Quickstart Guide
See build and linking first on how to build the library and subsequently link against it.
1. Choose a device and initialise OpenCL context
We can quickly initialse an OpenCL context with a specific device using the fclInit
function.
This functions allows us to filter and sort available devices based on their properties and choose one of them
to work with.
Example:
type(fclDevice) :: device
...
device = fclInit(vendor='nvidia,amd',type='gpu',sortBy='cores')
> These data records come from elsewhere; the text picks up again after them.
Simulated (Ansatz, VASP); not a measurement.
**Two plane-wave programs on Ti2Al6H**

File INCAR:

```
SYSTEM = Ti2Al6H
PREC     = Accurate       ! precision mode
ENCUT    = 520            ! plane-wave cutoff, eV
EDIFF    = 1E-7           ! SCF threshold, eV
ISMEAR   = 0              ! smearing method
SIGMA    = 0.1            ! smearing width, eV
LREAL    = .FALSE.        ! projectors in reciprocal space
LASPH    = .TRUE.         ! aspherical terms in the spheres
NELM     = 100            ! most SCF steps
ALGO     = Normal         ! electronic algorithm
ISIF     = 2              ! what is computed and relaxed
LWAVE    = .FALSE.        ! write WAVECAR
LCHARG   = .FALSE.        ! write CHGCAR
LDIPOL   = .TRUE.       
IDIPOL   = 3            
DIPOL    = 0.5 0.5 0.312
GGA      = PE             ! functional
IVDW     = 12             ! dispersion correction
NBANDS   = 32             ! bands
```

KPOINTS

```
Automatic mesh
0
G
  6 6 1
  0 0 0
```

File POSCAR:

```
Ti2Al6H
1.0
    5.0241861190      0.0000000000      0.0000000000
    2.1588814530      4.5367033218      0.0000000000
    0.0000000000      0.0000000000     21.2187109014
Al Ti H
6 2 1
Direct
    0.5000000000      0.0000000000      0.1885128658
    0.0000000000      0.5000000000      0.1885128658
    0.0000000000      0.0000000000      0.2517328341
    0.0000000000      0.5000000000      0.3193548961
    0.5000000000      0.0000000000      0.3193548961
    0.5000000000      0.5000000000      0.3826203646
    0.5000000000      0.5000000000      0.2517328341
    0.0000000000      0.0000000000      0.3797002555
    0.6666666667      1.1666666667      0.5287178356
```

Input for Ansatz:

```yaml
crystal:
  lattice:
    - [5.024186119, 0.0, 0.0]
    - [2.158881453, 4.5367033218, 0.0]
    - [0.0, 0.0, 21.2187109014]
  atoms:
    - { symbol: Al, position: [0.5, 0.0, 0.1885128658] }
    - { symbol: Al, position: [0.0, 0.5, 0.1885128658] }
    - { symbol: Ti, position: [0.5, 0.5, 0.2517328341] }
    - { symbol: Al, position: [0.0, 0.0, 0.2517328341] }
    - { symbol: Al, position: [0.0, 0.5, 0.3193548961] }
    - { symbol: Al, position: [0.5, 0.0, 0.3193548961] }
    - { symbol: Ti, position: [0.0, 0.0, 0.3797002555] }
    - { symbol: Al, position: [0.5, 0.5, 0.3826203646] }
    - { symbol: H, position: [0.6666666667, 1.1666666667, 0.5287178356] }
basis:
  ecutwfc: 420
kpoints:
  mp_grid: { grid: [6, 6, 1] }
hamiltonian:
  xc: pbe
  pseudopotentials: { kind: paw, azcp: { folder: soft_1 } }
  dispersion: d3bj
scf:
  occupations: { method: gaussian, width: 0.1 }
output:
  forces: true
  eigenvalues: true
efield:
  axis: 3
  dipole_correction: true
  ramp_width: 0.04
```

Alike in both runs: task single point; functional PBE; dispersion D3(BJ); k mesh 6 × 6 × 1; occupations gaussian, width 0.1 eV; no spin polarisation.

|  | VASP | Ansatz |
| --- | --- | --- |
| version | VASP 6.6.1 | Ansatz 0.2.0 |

In this example we have specified any gpu
device belonging to vendors nvidia
OR amd
and to choose the device
with the most compute units (cores
).
We can alternatively sort devices by total global memory (sortBy='memory'
) or by maximum clock speed (sortBy='clock'
).
Additional filter fields which can be used are: extensions
to filter based on supported OpenCL extensions;
and nameLike
to filter based on the name of the device.
Example:
type(fclDevice) :: device
...
device = fclInit(type='gpu',nameLike='tesla',sortBy='memory')
If the function is able to find a device matching the criteria, then it initialises an OpenCL context on the corresponding
platform and returns an fclDevice
object on which we can create command queues.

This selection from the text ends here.